Synoptic first!

So, you're a transit agency (or vendor, consultant, system integrator, etc.), and you've decided to develop an API to expose your real-time data. Perhaps you've gotten queries from developers like "I want to be able to query an API and get next bus arrivals at a stop...".

It's hard to say "no", but fulfilling that developer's request may not be the best way to go. If you have limited resources available to expose your data, there are better approaches available, which will in the long term enable the development of more advanced applications.

There are two key types of APIs for real-time transit data: synoptic and transactional. Synoptic APIs, like GTFS-realtime (and SIRI, in some use cases), communicate the entire state of a transit network in one call. Transactional APIs, by contrast, communicate stop-by-stop information. It's easy to process data from a synoptic API to provide a transactional API, but very difficult, if not impossible, to go in the other direction.

Why are synoptic APIs important? Imagine a medium-sized transit network with roughly 10,000 bus stops, and around 1,000 vehicles on the road during peak service. If you wanted to know the state of the entire transit network, you could query an API for arrivals at each of the 10,000 bus stops, or query an API for the status of each of the 1,000 trips. It's a lot more efficient (by orders of magnitude) to get the status of the active trips than it is to query for arrivals at every stop. Once you have the status of every trip, you can apply that information to the schedule to determine when that trip will arrive at upcoming stops.

It's true, it can be more challenging to use a synoptic API if all you want is simple stop-by-stop arrival information. But that's where software like OneBusAway comes into play—with OneBusAway, you can consume a synoptic GTFS-realtime or SIRI feed, and access it through the transactional OneBusAway RESTful API or RESTful SIRI 2.0.

So why should a transit agency implement a synoptic API first? There are several key reasons.

First, synoptic APIs are easier for feed producers to implement and deliver. With a transactional API, feed producers have to implement some sort of script to respond to requests, whereas a synoptic API can be as simple as a static text file (or XML, Protocol Buffers, etc.) written to a Web server every 30 seconds—no scripting necessary. For example, this file provides a synoptic feed from Hampton Roads Transit. Yes, it's in a non-standard format, but it's also immensely simple—just a static CSV file on a Web server, updated a few times every minute with fresh data.

More importantly, synoptic APIs enable advanced applications, like real-time trip planning, real-time performance monitoring, and data visualizations that would be difficult or impossible to implement on top of a transactional API.

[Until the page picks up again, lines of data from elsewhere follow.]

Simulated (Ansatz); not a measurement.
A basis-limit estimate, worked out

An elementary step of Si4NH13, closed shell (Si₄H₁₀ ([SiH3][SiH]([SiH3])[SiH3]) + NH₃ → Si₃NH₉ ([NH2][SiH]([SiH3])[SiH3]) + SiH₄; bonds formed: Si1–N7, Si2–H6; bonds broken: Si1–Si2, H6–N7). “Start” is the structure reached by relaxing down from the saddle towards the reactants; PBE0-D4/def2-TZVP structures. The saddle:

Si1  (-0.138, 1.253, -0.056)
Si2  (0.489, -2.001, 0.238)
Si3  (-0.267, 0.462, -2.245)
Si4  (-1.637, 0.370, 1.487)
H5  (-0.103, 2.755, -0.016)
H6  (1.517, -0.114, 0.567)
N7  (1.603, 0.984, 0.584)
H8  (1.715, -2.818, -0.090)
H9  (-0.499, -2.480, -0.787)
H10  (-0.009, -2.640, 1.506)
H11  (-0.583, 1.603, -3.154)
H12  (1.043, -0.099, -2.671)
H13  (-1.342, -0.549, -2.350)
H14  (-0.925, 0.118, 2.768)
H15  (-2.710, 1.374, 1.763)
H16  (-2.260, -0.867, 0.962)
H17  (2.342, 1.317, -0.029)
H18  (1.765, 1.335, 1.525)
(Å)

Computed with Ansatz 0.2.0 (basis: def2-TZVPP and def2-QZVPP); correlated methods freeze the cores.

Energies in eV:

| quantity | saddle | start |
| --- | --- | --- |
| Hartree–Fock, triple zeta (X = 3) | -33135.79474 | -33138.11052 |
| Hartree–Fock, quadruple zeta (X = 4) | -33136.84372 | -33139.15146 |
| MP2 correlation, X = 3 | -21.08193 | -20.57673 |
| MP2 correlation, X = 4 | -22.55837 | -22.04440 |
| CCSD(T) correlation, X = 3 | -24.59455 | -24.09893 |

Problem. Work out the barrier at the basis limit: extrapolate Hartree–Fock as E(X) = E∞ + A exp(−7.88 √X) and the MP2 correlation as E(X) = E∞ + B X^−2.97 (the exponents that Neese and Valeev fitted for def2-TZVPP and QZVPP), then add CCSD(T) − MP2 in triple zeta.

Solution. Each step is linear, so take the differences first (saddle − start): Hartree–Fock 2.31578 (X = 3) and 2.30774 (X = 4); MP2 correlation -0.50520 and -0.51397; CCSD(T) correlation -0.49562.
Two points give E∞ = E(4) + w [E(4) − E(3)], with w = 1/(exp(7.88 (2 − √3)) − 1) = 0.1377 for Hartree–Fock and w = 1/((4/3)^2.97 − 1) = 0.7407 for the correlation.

If you're a transit data developer or open data advocate, keep these ideas in mind when you talk to transit agencies about opening their data. I was immensely disappointed, for example, to find this message in which a Code for America 'fellow' recommended to a group of transit developers that they push for a transactional API from their local transit agency rather than a synoptic API like GTFS-realtime. Yes, a transactional API may make it easier to get a 'where's my bus' app out the door, but in the long run it harms everyone by stunting the development of the most advanced real-time transit applications.

(For another perspective, see this mailing list post by Brian Ferris, which provided some of the motivation for this post.)